Those are a few samples of King's rhetoric in his last year. First he had a dream, but 4 years later he perceived the onset of spiritual death.

Why does this matter? It matters because King must not be allowed to be confined, cribbed, castrated, really, into a paradoxical sliver of what and who he actually was: the moral and intellectual conscience of a nation.

To confine King to "I Have A Dream" is to take the view that the only thing really wrong with America 50 years ago was that blacks couldn't go to the movies with white people. That is cartoonish and dangerous.

It is quite easily work to apprehend why so many people, and especially politicians, have zero interest in remembering what King was saying as he matured. On the one hand, he's held by the establishment (only after his death, of course) as an angel, a peacemaker, a true American. But then there's the problem of the quotes above.

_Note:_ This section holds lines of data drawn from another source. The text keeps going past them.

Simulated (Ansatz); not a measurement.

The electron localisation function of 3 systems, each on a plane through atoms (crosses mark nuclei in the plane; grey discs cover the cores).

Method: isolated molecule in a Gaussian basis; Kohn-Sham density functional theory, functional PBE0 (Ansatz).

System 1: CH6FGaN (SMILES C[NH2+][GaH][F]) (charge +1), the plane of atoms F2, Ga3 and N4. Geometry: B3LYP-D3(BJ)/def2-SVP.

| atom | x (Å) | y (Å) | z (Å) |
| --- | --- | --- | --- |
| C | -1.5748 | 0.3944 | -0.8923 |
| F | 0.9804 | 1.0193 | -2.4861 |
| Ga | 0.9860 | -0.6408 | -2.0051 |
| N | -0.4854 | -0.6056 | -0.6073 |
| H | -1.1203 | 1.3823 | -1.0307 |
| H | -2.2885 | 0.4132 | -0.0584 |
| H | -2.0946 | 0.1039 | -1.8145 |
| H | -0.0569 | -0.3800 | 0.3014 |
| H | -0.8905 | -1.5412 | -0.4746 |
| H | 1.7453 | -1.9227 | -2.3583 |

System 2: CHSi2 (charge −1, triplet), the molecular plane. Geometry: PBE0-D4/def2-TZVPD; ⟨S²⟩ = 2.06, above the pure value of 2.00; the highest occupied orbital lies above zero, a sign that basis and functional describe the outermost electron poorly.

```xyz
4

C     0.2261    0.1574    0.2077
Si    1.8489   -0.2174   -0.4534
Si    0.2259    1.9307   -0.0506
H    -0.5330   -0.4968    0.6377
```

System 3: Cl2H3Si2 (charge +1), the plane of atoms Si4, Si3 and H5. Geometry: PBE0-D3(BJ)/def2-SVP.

And therein lies the contradiction. Since President Obama has (rightly) said that his life is the fulfillment of King's (early) dream, let's do a little hypothetical. What if, next Martin Luther King day, President Obama was asked whether he agreed with quotes like those above.

We know what would happen. President Obama, casually cast as cherry on top of King's sundae, would have to publicly and explicitly say "I do not agree". We all know he would HAVE to reject such treasonous and slanderous statements, since no president has or will ever acknowledge that America has sinned.

Personally, I do not cherish the thought of Obama being so confronted, but it would be a "teachable moment", as the president says , to watch Obama have to condemn Martin Luther King's true thoughts.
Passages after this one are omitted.